## Introduction

If you have never heard of it, Dancing Links is one of the techniques that Knuth describes to implement a recursive backtracking algorithm. If you truly want a good treatment as to what the technique is, I can not recommend going straight to the source heavily enough.

I originally thought of the "Dancing Links" technique as one that is solely suited to solving "exact cover" problems. This actually caused me to not attempt implementing it for a time, as I confess it intimidated me. Also, I'm not entirely sure I have ever had to work such a problem in my day jobs.

Regardless, I have been intrigued by the technique, if only for the name, for quite a while. This, then, is my attempt at implementing the algorithm that was used to introduce the technique. I'm hoping to use the technique in another algorithm later.

## N-Queens

I'll be exploring dancing links in solving a straight forward "exact cover" problem. This will be, directly, the DLX algorithm that was used in introducing the technique.

For those that do not know, the "$$N$$-Queens" problem is one of how to place $$N$$ queens that are not attacking each other on an $$N \times N$$ chessboard. Simply stated, we want to pick a solution where we have a queen in every row, column, diagonal, and reverse diagonal.

The basic algorithm for solving this is to place one piece, then see if you can place another piece on the spaces remaining. Continue until you place $$N$$ pieces or can not place another. In either event, you simply take off pieces that you have placed and try a different placement.

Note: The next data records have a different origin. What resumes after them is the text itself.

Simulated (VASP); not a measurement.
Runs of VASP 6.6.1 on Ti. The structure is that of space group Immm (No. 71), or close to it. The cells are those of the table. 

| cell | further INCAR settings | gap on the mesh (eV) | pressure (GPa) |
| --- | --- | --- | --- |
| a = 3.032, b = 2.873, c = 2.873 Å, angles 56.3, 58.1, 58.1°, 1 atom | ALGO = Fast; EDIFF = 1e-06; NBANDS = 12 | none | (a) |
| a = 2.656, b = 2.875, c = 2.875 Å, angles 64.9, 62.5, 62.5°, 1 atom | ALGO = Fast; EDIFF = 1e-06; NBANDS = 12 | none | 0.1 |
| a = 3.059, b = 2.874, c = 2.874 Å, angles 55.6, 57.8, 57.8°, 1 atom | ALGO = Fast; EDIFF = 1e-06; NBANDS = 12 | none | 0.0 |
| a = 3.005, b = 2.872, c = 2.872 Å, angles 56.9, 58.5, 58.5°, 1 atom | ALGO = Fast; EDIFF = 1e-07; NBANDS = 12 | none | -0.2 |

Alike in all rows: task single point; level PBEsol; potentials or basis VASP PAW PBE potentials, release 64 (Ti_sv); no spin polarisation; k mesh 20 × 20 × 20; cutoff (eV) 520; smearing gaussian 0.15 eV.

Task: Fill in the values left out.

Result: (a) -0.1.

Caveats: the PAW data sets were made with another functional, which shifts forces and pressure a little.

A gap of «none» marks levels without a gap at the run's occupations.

It can be seen that this is a depth first search across all possible piece placements. Simply start with all possible positions, pick a starting point, remove all positions it eliminates, and repeat.

### Basic Recursion

A ridiculously naive solution follows. My strategy is simply to go as stated above. Start by enumerating all positions on the board. Pick one, add it to our list of "moves taken," remove all positions it eliminates, and call ourselves starting over. When we return from the recursive call, try the next position in our list.

This method is short enough that I will just put the whole thing here. I will also add that that is a benefit for this approach. The DLX version turns out to be a lot more code.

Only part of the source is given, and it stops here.